A South L.A. Alley is Set to Become a Park

Councilman Curren Price and the Trust for Public Land see green where there’s grey

The cement-filled banks of the Los Angeles River have been reimagined as public space. Now a concrete corridor in South Los Angeles is getting the same treatment. The City Council voted Tuesday to close off to cars 100 feet of alleyway between 51st and 52nd streets west of Avalon Boulevard in an effort to turn the stretch into environment- and resident-friendly land.

NBC Los Angeles reports the Green Alley project, proposed by the Trust for Public Land and funded by Prop O and the state’s Department of Water Resources, will include the paving of the area to better capture rainfall runoff (always a plus) and a design that will transform the alley into a much needed park for people to enjoy.
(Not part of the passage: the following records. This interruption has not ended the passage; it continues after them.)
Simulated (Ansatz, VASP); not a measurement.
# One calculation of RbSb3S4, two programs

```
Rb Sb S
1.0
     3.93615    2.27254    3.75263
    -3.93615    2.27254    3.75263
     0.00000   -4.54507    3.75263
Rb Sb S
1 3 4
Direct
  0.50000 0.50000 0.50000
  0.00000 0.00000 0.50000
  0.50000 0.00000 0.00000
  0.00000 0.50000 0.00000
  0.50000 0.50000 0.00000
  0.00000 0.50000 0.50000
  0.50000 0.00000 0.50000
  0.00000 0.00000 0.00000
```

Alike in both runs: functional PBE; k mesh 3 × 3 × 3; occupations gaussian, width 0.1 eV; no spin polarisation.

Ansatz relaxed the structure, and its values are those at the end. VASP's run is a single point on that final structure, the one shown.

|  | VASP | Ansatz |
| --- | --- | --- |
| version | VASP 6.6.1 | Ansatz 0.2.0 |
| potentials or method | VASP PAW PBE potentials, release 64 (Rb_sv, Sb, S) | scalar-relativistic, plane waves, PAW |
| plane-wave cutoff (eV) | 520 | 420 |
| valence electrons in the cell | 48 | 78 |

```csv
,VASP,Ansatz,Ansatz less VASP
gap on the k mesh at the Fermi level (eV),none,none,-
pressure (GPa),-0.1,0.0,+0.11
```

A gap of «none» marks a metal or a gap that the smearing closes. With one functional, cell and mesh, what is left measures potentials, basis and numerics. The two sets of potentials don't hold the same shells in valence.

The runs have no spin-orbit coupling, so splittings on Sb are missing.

“South L.A. probably has the largest network of alleys, some 300-square-miles, and many of them have fallen into disuse and disrepair,” said councilman Curren D. Price. “They’ve become magnets for crime, trash and debris.” Because many run between blocks and between homes, they are an integral part of the community, he says, and thus represent an opportunity for real change. Price imagines his district’s alleys becoming a place where people will “be throwing balls, having picnics, riding bikes—utilizing them in ways they never did before.”

Work on the Avalon Boulevard corridor is scheduled to begin late this year or early next, with officials including Price hoping to see the project expand quickly. Asked if he expects other members of the city council to want similar plans for their own districts, Price said several suggested they already do. “I’m sure there will be some copycats,” he said. “It’s a big win for the district and the city.”